#### This notebook contains all essential information crucial for utilizing Selenium, BeautifulSoup4 and Request packages in automating web-based applications.

#### Prepared and created by: Grace Choo, Data Analytics Manager

#### Created on: 30 November 2023

This notebook is develop in VS Code. For further information regarding VS code download and set up, you may refer to this very useful guide.
https://www.youtube.com/watch?v=zulGMYg0v6U

### Main Package that you will need to install are the following:

*selenium* - this is so that python is able to interact with web browser.

*beautifulsoup4* - Beautiful Soup is a library that makes it easy to scrape information from web pages.

*requests* - Requests allows you to send HTTP/1.1 requests extremely easily.

# To test if package already installed

In [6]:
import selenium
from bs4 import BeautifulSoup
import requests

# 1. Selenium method

We will be using Microsoft Edge as the web browser. Hence, ensure that you have the following in your PC:
    
    1. Microsoft Edge
    2. webdriver for Microsoft Edge. To get this, you can just Google Edge webdriver and download it. The webdriver for Edge should be something like this "msedgedriver.exe".
    Download the webdriver from https://developer.microsoft.com/en-us/microsoft-edge/tools/webdriver/
    Make sure that ther webdriver version matches the version of Microsoft Edge you have in your PC
    3. make sure that the browser location, 'webdriver_loc' in the code below refers to the correct location where you paste the webdriver.


#### Importing Packages

In [28]:
from selenium import webdriver
from selenium.webdriver.common.by import By
from selenium.webdriver.support.ui import WebDriverWait
from selenium.webdriver.support import expected_conditions as EC
from selenium.common.exceptions import ElementClickInterceptedException
from selenium.common.exceptions import InvalidArgumentException
from selenium.common.exceptions import TimeoutException
from selenium.common.exceptions import NoSuchElementException

## go to website

In [31]:
#Webdriver location:
webdriver_loc = r"C:\Users\cjyi3\OneDrive\Documents\Python Projects\202311_Webscrapping"

browser = webdriver.Edge(webdriver_loc + "\msedgedriver.exe")

#go to the website
browser.get('https://www.google.com/')

AttributeError: 'str' object has no attribute 'capabilities'

## find element by xpath

This is to let python know what element you want to interact with.
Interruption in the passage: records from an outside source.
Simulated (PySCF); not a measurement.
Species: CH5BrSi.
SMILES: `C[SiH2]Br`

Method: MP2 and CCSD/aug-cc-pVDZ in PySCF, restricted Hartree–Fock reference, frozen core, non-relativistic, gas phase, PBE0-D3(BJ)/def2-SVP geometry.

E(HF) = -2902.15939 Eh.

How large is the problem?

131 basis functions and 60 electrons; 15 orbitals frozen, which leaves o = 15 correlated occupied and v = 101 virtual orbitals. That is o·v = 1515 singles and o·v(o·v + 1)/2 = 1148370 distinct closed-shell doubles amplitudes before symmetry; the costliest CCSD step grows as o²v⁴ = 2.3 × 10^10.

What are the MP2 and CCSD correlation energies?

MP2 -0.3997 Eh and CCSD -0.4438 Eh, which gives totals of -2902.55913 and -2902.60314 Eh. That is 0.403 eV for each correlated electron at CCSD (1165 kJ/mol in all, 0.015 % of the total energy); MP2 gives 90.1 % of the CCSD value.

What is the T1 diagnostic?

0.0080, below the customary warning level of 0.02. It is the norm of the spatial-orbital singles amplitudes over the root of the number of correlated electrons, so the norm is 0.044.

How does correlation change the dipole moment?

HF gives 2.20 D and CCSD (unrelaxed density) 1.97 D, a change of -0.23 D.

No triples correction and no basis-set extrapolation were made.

hover your mouse to the item of interest and right click > select 'inspect'
right click the highlighted element and then select Copy Xpath
you should get the following code when you paste in your code:

/html/body/div[1]/div[3]/form/div[1]/div[1]/div[1]/div/div[2]/input

In [None]:
#This is the google search bar
browser.find_element(By.XPATH,'/html/body/div[1]/div[3]/form/div[1]/div[1]/div[1]/div/div[2]/input')

In [None]:
#You can give the above code a name like so (to make the code looks cleaner):
SearchBar = browser.find_element(By.XPATH,'/html/body/div[1]/div[3]/form/div[1]/div[1]/div[1]/div/div[2]/input')

## send_keys()
This is to submit words/phrases into a search bar or input bar in the website. Continue from 4.1.2 above:

In [None]:
SearchBar.send_keys('Zurich Insurance Malaysia')

## click()

This is to click on specified element. need to use a combination of find_element and XPATH.

In [None]:
#click on the google search button
browser.find_element(By.XPATH,'/html/body/div[1]/div[3]/form/div[1]/div[1]/div[3]/center/input[1]').click()

In [None]:
#You may also code it like so:
SearchButton = browser.find_element(By.XPATH,'/html/body/div[1]/div[3]/form/div[1]/div[1]/div[3]/center/input[1]')
SearchButton.click()


## WebDriverWait
This is to ask browser to wait for X seconds until the element is fully loaded before proceed to the next line of code. If the element loads exceeded X seconds, there will be a TimeoutException error.

In [None]:
#Eg. we set X = 30 seconds.
WebDriverWait(browser, 30).until(EC.visibility_of_element_located((By.XPATH, """/html/body/div[1]/div[3]/form/div[1]/div[1]/div[3]/center/input[1]""")))

## refresh()
This is to refresh browser. Sometimes website have issues and you want to start over, you can refresh the browser without having to start over from the top.

In [None]:
browser.refresh()

## quit()
This is to close browser.

In [None]:
browser.quit()

# Python code Basics

## Time/Datetime Basics

## time.sleep()
This is to specify python to count/wait for x seconds before proceed to the next line. For example:

In [None]:
import time
time.sleep(5)
print('Wait for 5 seconds')

## datetime.now()
To record the current date time.

In [None]:
#Import module
import datetime as dt

#Current datetime
CurrDateTime = dt.datetime.now()

#print out the current date time using the following format:
print('Current Time only (DD-MM-YYYY HH:MM:SS PM/AM): ' + CurrDateTime.strftime("%d-%m-%Y %I:%M:%S %p"))
print('Current Date only (YYYYMMDD format): ' + CurrDateTime.strftime('%Y%m%d'))
print('Current Time only (HH:MM:SS PM/AM): ' + CurrDateTime.strftime("%I:%M:%S %p"))

## try, except statement
The Python try…except statement runs the code under the “try” statement. If this code does not execute successfully, the program will stop at the line that caused the error and the “except” code will run. 

try:
    
    # Some Code

except:

    # Executed if error in the 'try' section

For example:

In [32]:
try:
    result = 6 // 0
    print("Yeah ! Your answer is : " + str(result))
except ZeroDivisionError:
    print("Sorry ! You are dividing by zero ")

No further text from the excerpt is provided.